Lekha Sharma is a Deputy Principal at Ark Oval Primary Academy and leads on her school's curriculum design and delivery. She has been teaching for eight years and has worked in a number of schools in both inner and outer London and the Midlands.
When I first started out teaching eight years ago, character development was seen as the ‘fluffy stuff’. It became very apparent to me early on in my career, particularly teaching in some of the most challenging areas in the country, that this was not the case. I instantly saw the impact exploring character had on my Year 6 pupils and the difference it made not only in their approach to their learning but to their interactions with one another outside of the classroom. Behaviour incidents were reduced, learning in the classroom felt more productive and they were generally happier kids.
The Department for Education recently published it’s ‘Character Education Framework’- guidance on character education and development for pupils outside of academia.
But what does character education mean in practice for school leaders and teachers and how can we foster a genuine and meaningful culture in our schools that develops character in the pupils that we serve?
‘Character is simply habits long continued’- Plato.
Pupils spend a large part of their lives in school, so we as educators are uniquely placed to not only impact our pupil’s academic development but to positively impact their development as human beings.
Instilling long-standing habits, as Plato postulates, helps us to shape our pupils and to ensure their behaviour and choices are rooted in qualities that will give them a strong set of core values and a sound sense of self.
When we truly reflect on what character is, this pursuit seems rather high stakes but with the right school culture, we can create environments where our pupils flourish both academically and personally. Here are three things we can do as schools to achieve this feat:
- Having the conversations- a PSHE curriculum that complements learning
When people think of character development in schools, they often default to thinking about ‘Circle Time’ or PSHE as the main arenas for this kind of learning. These subjects are crucial in the development of character, but they become even more powerful when they are meaningfully connected to subject matter across the curriculum. Explicit conversations about character, just like explicit instruction in knowledge acquisition in any subject, is crucial for understanding. For pupils to truly appreciate empathy, for example, we need to explain to them what empathy is, the thinking required to achieve an empathetic viewpoint and the consequences of a lack of empathy. This, of course, can be achieved through a discrete PSHE lesson but can also be achieved through English Literature and through the exploration of the expeditions of Don Quixote or the trials and tribulations of Bilbo Baggins. Similarly, conversations about the importance of charity and service to others can be prompted from an RE lesson on the concept of Tzedakah- the idea of philanthropy as seen as social justice by those of the Jewish faith. A PSHE curriculum that permeates across all subjects in the curriculum can ensure these big ideas are developed in context and as part of broader schemas of understanding.
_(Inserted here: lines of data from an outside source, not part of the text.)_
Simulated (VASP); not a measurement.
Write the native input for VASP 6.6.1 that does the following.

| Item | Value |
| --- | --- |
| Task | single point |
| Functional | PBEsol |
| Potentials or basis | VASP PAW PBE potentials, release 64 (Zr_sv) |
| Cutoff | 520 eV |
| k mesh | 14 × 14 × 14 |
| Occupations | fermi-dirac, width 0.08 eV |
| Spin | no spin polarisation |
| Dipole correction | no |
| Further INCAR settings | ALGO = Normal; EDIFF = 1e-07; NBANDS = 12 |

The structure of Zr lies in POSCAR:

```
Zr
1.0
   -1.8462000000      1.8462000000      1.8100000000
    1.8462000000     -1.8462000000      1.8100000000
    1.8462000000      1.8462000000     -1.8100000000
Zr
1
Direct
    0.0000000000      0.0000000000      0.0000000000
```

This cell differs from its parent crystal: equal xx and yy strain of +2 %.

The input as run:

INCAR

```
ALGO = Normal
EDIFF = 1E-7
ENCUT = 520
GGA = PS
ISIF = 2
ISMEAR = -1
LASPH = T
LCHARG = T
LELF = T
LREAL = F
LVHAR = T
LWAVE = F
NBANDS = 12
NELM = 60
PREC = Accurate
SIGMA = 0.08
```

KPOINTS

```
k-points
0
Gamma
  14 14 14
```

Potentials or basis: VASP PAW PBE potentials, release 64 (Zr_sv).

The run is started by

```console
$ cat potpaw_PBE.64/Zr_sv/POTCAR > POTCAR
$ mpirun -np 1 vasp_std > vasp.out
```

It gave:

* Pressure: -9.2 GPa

- Modelling character- showing pupils how it’s done
Teaching is often compared to acting in the theatre - being ‘on stage’ for extended periods and performing. The two professions do indeed have similarities. But it’s in those brief moments at the theatre when the lights go down and you see the shadows of the actors shuffling around behind the curtain that the illusion of the show disappears, and you realise it’s just an act. Just like that, during ‘downtime’ from teaching, when you’re interacting with other teachers, walking from one end of the school to the other or grabbing a bite in the canteen, that pupils see how we behave as humans. It's in these moments that we teach our pupils something - unintentionally. This goes both ways; it’s about being open when we get it right but also when we get it wrong. It’s about sharing that vulnerable, human side of us that we all have in common so that pupils can see the complexities of character and can see how the demands on us can try our patience and test our strength of character. When we discuss kindness and compassion with our pupils, we teach them a concept. When we show kindness and compassion to our pupils, we teach them the skill of employing these virtues in the real world day-to-day. And as we well know, demonstrating how something is done explicitly to our pupils repeatedly is the best way for it to embed in their long- term memory and, when it comes to character traits, their long-term habits.
- Exploring great character- case studies of those who have come before
Opportunities to demonstrate our values and virtues can enrich pupils’ understanding of character but isn’t always possible in our busy school day. Luckily, we have a wealth of truly great individuals to turn to straight from our history books. Exploring case studies of individuals can provide insight into how people have shown character in the most testing of times. In our school, each class is named after a noteworthy role model who is studied by the pupils when they join the class in September. Giving pupils the opportunity to look across historical eras allows them to gain a true appreciation of what connects us to these truly spectacular individuals- our capability to adopt the outlooks and mental attitude they had to overcome and to achieve. In Year 2, our pupils study Dr Martin Luther King Jr and the courage he showed during the civil rights movement. In Year 5, our pupils learn about how Emeline Pankhurst organised the suffragette movement through sheer determination and faith. They come to realise what these values meant for society and the impact one’s character can have on the world.
Through this they come to see that character is timeless and can help them to not only take their place in the world but to make a real and lasting difference in it.